The fluidity of the film shots means that it is experienced as a type of live performance, granting the audience access to every seat in the house. “When working on a live performance, you have only one chance,” Carys says. “You are not able to do a retake or cut or crop, what you perform within that minute is what will be seen.” Consequently, it is all of these components which provide the video with its overall sophistication as Matt mirrors his own art school experience; editing his vision until it says what he wants it to say. “I was in charge of not only the continuity, but with making sure the image itself was visually representable of the space and the dancer’s talents,” Matt explains.
As a student, Matt’s interest in film began from having to develop the habit of documenting his work. “I would make kinetic sculptures and then have to document it for my portfolio, but the artwork itself would generally be too heavy and complicated to dismantle and reassemble so I decided to record the work instead.” He continues: “During one crit, I was asked if the work was the video itself or if it was the sculpture within it and since then, I recognised the importance of documentation and how it was its own art form.”

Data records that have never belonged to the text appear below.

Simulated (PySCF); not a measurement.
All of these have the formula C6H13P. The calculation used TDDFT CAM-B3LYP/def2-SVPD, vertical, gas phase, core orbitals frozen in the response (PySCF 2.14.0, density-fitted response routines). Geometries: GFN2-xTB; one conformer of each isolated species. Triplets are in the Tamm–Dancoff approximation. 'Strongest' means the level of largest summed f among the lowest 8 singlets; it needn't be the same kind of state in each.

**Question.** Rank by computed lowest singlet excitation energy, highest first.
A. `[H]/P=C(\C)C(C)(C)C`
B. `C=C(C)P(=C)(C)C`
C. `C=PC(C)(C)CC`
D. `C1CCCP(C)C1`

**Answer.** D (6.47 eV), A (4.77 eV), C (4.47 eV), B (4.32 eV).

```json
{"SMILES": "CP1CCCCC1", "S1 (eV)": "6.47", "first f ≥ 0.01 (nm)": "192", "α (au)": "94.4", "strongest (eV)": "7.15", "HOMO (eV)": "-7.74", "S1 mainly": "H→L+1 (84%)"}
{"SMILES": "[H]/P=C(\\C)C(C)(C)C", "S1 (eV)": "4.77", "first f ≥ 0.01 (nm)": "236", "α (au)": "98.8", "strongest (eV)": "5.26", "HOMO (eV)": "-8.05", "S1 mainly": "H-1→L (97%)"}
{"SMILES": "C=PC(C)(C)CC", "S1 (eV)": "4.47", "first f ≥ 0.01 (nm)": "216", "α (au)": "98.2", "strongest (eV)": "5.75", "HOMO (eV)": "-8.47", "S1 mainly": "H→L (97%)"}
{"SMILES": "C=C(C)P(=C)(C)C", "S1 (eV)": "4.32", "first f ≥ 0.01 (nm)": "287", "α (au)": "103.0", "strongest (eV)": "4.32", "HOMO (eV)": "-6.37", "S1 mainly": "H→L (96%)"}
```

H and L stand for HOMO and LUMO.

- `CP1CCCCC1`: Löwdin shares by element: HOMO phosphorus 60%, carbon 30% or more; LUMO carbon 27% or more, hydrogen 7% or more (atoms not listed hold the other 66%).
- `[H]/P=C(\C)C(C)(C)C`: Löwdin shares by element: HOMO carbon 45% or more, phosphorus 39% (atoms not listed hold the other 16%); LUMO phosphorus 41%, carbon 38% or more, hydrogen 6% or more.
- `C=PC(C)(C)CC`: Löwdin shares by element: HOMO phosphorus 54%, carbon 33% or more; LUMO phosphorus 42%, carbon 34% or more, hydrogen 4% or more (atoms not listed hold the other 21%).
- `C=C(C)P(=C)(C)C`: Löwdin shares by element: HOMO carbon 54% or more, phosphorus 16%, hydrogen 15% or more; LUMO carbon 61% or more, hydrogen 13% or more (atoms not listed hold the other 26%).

Schistocyte is not Matt’s first experience behind the camera, but it is a clear demonstration of his distinctive visual style that will propel him forward. He believes he never finished the project but rather abandoned it instead. “There is always something else you can add or modify so it’s a matter of seeing the limitations and accepting where you are with it,” he concludes. “It’s easy to get wrapped up in the endless possibilities of creativity and then never finishing a piece!”